# 2.0GHz OR 2.4GHz?



## jcn (Oct 3, 2007)

Looking to purchase a new 20" iMac. Not sure if we should get the 2.0GHz OR 2.4GHz model.

Usage would consist of mainly web/email for myself and some basic Microsoft Office duties for my wife. Both of us enjoy using the iLife programs. Gaming is not a factor. Microsoft apps would be run through XP by way of Boot Camp or Parallels or VMware.

Our thoughts are to save about $300 with the 2.0GHz model and apply it to purchase additional ram to help handle the PC side. Hard drive storage not a big issue.

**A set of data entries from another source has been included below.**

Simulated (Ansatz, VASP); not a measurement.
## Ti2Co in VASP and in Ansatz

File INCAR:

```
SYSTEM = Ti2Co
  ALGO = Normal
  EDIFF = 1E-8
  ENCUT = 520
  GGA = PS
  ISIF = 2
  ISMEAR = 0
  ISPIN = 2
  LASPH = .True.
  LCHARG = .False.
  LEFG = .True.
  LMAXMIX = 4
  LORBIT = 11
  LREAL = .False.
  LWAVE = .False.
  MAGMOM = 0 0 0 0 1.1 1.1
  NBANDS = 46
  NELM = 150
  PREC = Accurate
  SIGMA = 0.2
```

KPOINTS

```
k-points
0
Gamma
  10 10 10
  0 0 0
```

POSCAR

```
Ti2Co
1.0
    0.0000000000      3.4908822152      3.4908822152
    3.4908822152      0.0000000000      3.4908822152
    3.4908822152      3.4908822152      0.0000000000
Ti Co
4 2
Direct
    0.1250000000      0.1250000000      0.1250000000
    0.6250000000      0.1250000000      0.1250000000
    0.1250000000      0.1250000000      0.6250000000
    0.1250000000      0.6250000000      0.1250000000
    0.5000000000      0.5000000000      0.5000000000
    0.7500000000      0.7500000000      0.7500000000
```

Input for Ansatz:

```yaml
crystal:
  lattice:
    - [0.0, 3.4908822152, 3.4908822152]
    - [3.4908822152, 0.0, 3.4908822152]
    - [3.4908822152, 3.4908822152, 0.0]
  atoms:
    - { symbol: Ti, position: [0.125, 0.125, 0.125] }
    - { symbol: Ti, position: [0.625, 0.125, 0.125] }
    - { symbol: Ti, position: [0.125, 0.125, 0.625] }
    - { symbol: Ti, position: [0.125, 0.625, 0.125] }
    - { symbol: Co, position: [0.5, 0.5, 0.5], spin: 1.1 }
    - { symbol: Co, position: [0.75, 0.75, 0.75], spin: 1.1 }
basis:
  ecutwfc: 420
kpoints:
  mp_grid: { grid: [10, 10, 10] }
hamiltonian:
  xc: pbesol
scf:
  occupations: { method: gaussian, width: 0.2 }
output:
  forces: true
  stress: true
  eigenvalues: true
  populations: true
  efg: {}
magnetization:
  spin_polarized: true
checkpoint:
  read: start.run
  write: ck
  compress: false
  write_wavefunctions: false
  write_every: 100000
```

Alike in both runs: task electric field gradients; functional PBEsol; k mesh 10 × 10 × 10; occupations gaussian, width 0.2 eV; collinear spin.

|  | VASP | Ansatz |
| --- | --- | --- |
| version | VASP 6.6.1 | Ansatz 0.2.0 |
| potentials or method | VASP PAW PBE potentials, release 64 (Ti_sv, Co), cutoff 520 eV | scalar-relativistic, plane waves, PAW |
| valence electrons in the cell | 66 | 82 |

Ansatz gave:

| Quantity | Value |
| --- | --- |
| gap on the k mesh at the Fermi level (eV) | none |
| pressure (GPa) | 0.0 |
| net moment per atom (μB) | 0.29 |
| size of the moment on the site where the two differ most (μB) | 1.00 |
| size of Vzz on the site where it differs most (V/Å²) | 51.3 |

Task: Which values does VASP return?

Not sure how the different graphics cards will come into play (again, no gaming, but we both like fiddling with iMovie and burning dvds). Would the differences in these two models impact our usage?

Any thoughts and recommendations would be appreciated. Thanks


----------



## emorycreek (Jun 29, 2003)

*2.4*

I just bought a 2.4 and it is noticably quicker than the 2.0 I have at work. Go for it!:clap:


----------



## Vandave (Feb 26, 2005)

Seems reasonable to me. Pretty hard to tell the difference between 2.0 and 2.4. You will definitely notice more RAM though.


----------



## MACinist (Nov 17, 2003)

Don't know about the 2.0 but I had the previous gen 2.16 core2duo and I honestly don't notice that much difference between the 2.16 and the 2.4 I have now.


----------



## Atroz (Aug 7, 2005)

It is not just CPU speed. You get more Hard drive space and a better video card with more RAM on the 2.4Ghz model.


----------



## VNJ85 (Feb 24, 2006)

I don't mean to be forum snob but did you conduct a search on the forum first? As I recall there have been a few posts regarding this type of issue.

Here is one such thread  like this one.

Overall probably the review from macworld is the most informative on how to make your decision. http://www.macworld.com/2007/08/reviews/aluminumimac/index.php, most likely you'll want to skip most of the read and go straight to the bottom blurb titled "Macworld’s buying advice".


----------